As the job market steadily improves, discrimination still exists in the hiring process. It is not uncommon for employers to ask questions that either violate state and federal employment laws or gives rise to an employment discrimination claim. Indeed, some questions could be asked out of ignorance, but they can put job candidates in a difficult situation. After all, job candidates are trying to make a good first impression and genuinely want the job.
That being said, it is important for job candidates to know what questions are improper and how to deal with them. This post will provide a few tips.
Questions about disabilities –Questions by employers to job applicants about their disabilities are generally not allowed, except for inquiries about the ability to perform essential functions of the job; such as questions about accommodations for “open and obvious” disabilities.
Questions about family and children – A potential employer’s questions about family and children may be inappropriate because it may foster bias regarding a candidate’s availability.
Questions about marital status – Similarly, specific inquiries about a candidate’s marital status may give rise to a gender discrimination claim.

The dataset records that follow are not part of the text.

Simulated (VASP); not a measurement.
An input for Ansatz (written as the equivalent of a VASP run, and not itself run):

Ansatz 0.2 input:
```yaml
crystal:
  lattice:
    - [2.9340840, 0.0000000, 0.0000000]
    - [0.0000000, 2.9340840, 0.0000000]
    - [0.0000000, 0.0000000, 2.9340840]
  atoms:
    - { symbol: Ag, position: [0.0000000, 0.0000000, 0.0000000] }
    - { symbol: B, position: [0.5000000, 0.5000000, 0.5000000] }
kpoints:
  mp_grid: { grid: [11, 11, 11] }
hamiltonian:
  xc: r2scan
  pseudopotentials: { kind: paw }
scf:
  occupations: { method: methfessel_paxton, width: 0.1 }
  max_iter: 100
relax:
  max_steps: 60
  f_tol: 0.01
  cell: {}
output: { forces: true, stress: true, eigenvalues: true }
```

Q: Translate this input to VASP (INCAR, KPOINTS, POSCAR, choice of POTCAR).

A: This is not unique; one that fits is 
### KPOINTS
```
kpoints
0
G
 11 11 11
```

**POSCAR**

Being asked seemingly discriminatory questions may be frustrating, but how should you respond? After all, telling the interviewer his or her questions are is illegal and discriminatory may not make you look like a “team player.” But at the same time, you don’t want to be treated unfairly even before you’re hired.
Because of this, it may be better to tell the interviewer in a diplomatic fashion that you are uncomfortable answering the question. Nevertheless, if you are ultimately not hired and you believe it was because of your refusal to answer inappropriate questions, you should consult an experienced employment attorney.